Greeting cards are a very seasonal business. Valentine's Day, Mother’s Day, and Father’s Day are really big days for us at Thortful, when thousands of concurrent users are on our site and the number of searches per minute multiplies by 30. 

As an e-marketplace in the B2C space, with small cart sizes, customer loyalty is key to our success. The website needs to be a great experience so customers come back. Getting to issues and resolving them fast is key—understanding how customers are impacted, where, how, and why. We do everything we can on the technology side to make that possible.

Here are a few things we do to ensure platform performance and deliver a seamless customer experience during busy periods.

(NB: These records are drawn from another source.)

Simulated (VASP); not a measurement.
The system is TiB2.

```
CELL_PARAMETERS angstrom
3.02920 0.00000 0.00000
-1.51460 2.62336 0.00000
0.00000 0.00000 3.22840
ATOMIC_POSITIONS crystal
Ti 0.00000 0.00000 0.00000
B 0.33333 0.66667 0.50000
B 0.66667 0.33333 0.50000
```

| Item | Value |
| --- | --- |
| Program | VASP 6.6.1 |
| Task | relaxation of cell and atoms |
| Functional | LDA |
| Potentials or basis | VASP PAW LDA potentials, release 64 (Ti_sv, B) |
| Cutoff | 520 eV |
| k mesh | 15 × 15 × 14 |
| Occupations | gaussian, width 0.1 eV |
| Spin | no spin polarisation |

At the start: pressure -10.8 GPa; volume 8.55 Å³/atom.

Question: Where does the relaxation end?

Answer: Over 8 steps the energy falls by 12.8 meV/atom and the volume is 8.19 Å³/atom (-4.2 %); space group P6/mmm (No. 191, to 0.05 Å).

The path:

Monitoring key metrics for customer experience

I don’t want customers reporting issues. I want to be the first to know. To do that, we preemptively scale up everything for busier periods. We proactively look for anything we can track: conversion rate and response times from our web app to our APIs. Those metrics tell me whether we’re delivering on our promise or not. We also religiously track the number of checkouts per second in the run-up to big days like Valentine’s Day.

One advantage of being cloud-based with Amazon Web Services (AWS) is how much easier it is to scale up—clusters, autoscale models—so when traffic ramps up, everything scales up with it. On the digital side, we can grow and shrink as much as we want. Anything used by users that land on the site needs to respond below the 100-millisecond mark. We track to the millisecond—and any movement in milliseconds helps conversions. Technically, we’re only as good as our last checkout.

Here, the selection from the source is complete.